Ming's Restaurant - The Fire

by Ralph J. Chin


The location of this story was the corner of Clinton Place and Lyons Avenue in the Weequahic section of Newark, New Jersey. My family owned a Chinese restaurant called Ming’s in the late 50’s to the mid-60’s when the restaurant had the distinction of being the go to place for Chinese food in a predominantly Jewish neighborhood. Flush with success, we were all proud of how the restaurant had quickly grown from a little mom and pop store front to a large restaurant that occupied an entire city corner. It was a testament to the cooking expertise of my Grandmother and her companion, Bucky Wong. Of course, some credit must also be given to the hard-working employees of the restaurant for this growth. After all, no one achieves this kind of success on their own. At the time, I was still too young to work in the restaurant but my older cousins were waiters and my Uncle Coolidge occasionally cooked in the kitchen to help out during the immensely busy weekends. Then, suddenly, all this success came to an abrupt halt when a fire broke out in the kitchen during the night and threatened to permanently close restaurant. I think the fire occurred in 1961 but no one in the family remembers for sure.

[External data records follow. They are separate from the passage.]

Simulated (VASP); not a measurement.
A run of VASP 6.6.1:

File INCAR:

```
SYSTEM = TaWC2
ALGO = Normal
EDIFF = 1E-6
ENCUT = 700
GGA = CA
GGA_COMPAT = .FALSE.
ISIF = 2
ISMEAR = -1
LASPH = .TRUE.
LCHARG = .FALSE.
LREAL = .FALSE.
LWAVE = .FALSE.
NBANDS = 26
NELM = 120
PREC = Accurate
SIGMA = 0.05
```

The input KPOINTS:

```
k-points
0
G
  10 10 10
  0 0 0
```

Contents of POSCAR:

It was late and everyone in our house was asleep when the phone rang in the kitchen early in the morning. It woke my Mother up from a deep sleep and the caller turned out to be one of my Uncles with some bad news. His family lived in an apartment that was behind the family restaurant and he told my Mother the fire department was currently fighting a fire in the restaurant. Now Dad’s house was a three-story house with his brother’s family on the third floor, his sister’s family on the second floor and we were on the first floor. One by one, each family was woken and told the same news. Uncle Coolidge said he wasn’t sure how the fire started or where it was located but he knew that Grandma and Bucky were okay. This was the family’s primary concern because they occupied one of the apartments that was located above the various store fronts in the building but luckily their apartment was not directly above the restaurant.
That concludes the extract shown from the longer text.